Reinforcement Learning and Dopamine

The rl_{net.go, layers.go, paths.go} files in axon provide core infrastructure for dopamine neuromodulation and reinforcement learning, including the Rescorla-Wagner learning algorithm (RW) and Temporal Differences (TD) learning.

In the new GPU-based code, the Context type, NeuroModValues field is used to communicate global neuromodulatory signals around the network: broadcasting new modulatory signals and communicating computed values between specialized layer types.

You can just directly set the Context.NeuroMod values to arbitrarily clamp them, and use a standard InputLayer to display the clamped value.

Here's the info from layertypes.go -- see examples/rl for example usage, and use the Network AddRWLayers or AddTDLayers methods to get all the relevant layers configured properly.

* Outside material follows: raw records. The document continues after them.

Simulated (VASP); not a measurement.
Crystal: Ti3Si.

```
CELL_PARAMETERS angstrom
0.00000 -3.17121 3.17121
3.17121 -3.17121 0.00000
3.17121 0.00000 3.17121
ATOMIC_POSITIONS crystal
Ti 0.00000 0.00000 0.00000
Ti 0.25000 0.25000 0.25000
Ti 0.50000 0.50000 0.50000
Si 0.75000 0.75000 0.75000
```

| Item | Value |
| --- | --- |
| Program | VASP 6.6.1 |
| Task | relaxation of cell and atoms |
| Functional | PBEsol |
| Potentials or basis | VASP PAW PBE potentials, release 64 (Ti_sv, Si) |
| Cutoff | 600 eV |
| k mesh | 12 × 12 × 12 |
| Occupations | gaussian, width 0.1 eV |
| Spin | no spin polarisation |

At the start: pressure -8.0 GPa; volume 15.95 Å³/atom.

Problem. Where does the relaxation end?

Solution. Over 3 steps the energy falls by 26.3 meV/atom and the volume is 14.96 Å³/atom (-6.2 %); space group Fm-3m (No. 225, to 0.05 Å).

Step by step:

// RewLayer represents positive or negative reward values across 2 units,
// showing spiking rates for each, and Act always represents signed value.
RewLayer

// RSalienceAChLayer reads Max layer activity from specified source layer(s)
// and optionally the global Context.NeuroMod.Rew or RewPred state variables,
// and updates the global ACh = Max of all as the positively rectified,
// non-prediction-discounted reward salience signal.
// Acetylcholine (ACh) is known to represent these values.
RSalienceAChLayer

// RWPredLayer computes reward prediction for a simple Rescorla-Wagner
// learning dynamic (i.e., PV learning in the PVLV framework).
// Activity is computed as linear function of excitatory conductance
// (which can be negative -- there are no constraints).
// Use with RWPath which does simple delta-rule learning on minus-plus.
RWPredLayer

// RWDaLayer computes a dopamine (DA) signal based on a simple Rescorla-Wagner
// learning dynamic (i.e., PV learning in the PVLV framework).
// It computes difference between r(t) and RWPred values.
// r(t) is accessed directly from a Rew layer -- if no external input then no
// DA is computed -- critical for effective use of RW only for PV cases.
// RWPred prediction is also accessed directly from Rew layer to avoid any issues.
RWDaLayer

// TDPredLayer is the temporal differences reward prediction layer.
// It represents estimated value V(t) in the minus phase, and computes
// estimated V(t+1) based on its learned weights in plus phase,
// using the TDPredPath pathway type for DA modulated learning.
TDPredLayer

// TDIntegLayer is the temporal differences reward integration layer.
// It represents estimated value V(t) from prior time step in the minus phase,
// and estimated discount * V(t+1) + r(t) in the plus phase.
// It gets Rew, PrevPred from Context.NeuroMod, and Special
// LayerValues from TDPredLayer.
TDIntegLayer

// TDDaLayer computes a dopamine (DA) signal as the temporal difference (TD)
// between the TDIntegLayer activations in the minus and plus phase.
// These are retrieved from Special LayerValues.
TDDaLayer

Some important considerations:

The RW and TD DA layers use the CyclePost layer-level method to send the DA to other layers, at end of each cycle, after activation is updated. Thus, DA lags by 1 cycle, which typically should not be a problem.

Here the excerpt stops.